Back in January 2018, the Austin-based band Grupo Fantasma headed toward El Paso to record an album in a studio near the Rio Grande. The group settled in a high-desert destination studio in a Texas town called Tornillo.
“It was a magical place,” said Beto Martinez, Fantasma’s guitarist and one of its founding members.
The group found the studio and its surroundings serene, far away from the mad happenings. But that magical place was destroyed when reality invaded Fantasma’s space.
They discovered that Tornillo was where the Department of Homeland Security and a private prison firm erected a large tent city to house unaccompanied Central American migrant children.
“To find out that they built this despicable camp, it angered us. We had to say something about that,” Martinez said in a recent telephone interview.
That statement became “The Wall,” a politically charged song from the group’s latest release, “American Music: Vol. 7” on Blue Corn Music. What started out as a funky instrumental evolved into a funk-rap collaboration with bilingual bands Locos por Juana from Miami and Ozomatli from Los Angeles. The track pushes back on the xenophobic narrative that migrants are murderers and rapists.
“We didn’t set out to do a political album. Music should be escapism. But we’re living in a complicated time, to put it in a gentle way,” said Martinez who, along with other original members of Fantasma, grew up in the Texas border town of Laredo.

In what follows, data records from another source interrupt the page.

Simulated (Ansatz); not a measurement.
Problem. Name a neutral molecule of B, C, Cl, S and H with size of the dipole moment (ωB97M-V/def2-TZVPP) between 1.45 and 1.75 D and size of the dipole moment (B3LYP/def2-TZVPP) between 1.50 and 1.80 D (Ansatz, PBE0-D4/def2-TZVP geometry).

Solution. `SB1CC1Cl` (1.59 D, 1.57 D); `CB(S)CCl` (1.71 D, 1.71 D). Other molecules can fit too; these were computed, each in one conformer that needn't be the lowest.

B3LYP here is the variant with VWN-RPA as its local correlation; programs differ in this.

Fantasma returns to Tucson for a gig at 191 Toole Friday, May 3, on the heels of the release of its seventh studio album — its first in five years. The new recording is full of the group’s swinging cumbias, salsa-tinged south-Texas funk and its rock roots. While one of the group’s founders, Adrian Quezada, is absent from the new album, Fantasma took on Colombian Carlos Bedoya from Miami as producer and sound engineer. He expanded the group’s sound and gave the cumbias a bit more authenticity, said Martinez.
Initially the idea of bringing Bedoya on board gave Martinez some pause.
“I was like nervous … this guy is big-time,” Martinez said. But the new producer and Fantasma clicked. “He knew where we were coming from. He brought his understanding of the cumbia colombiana.”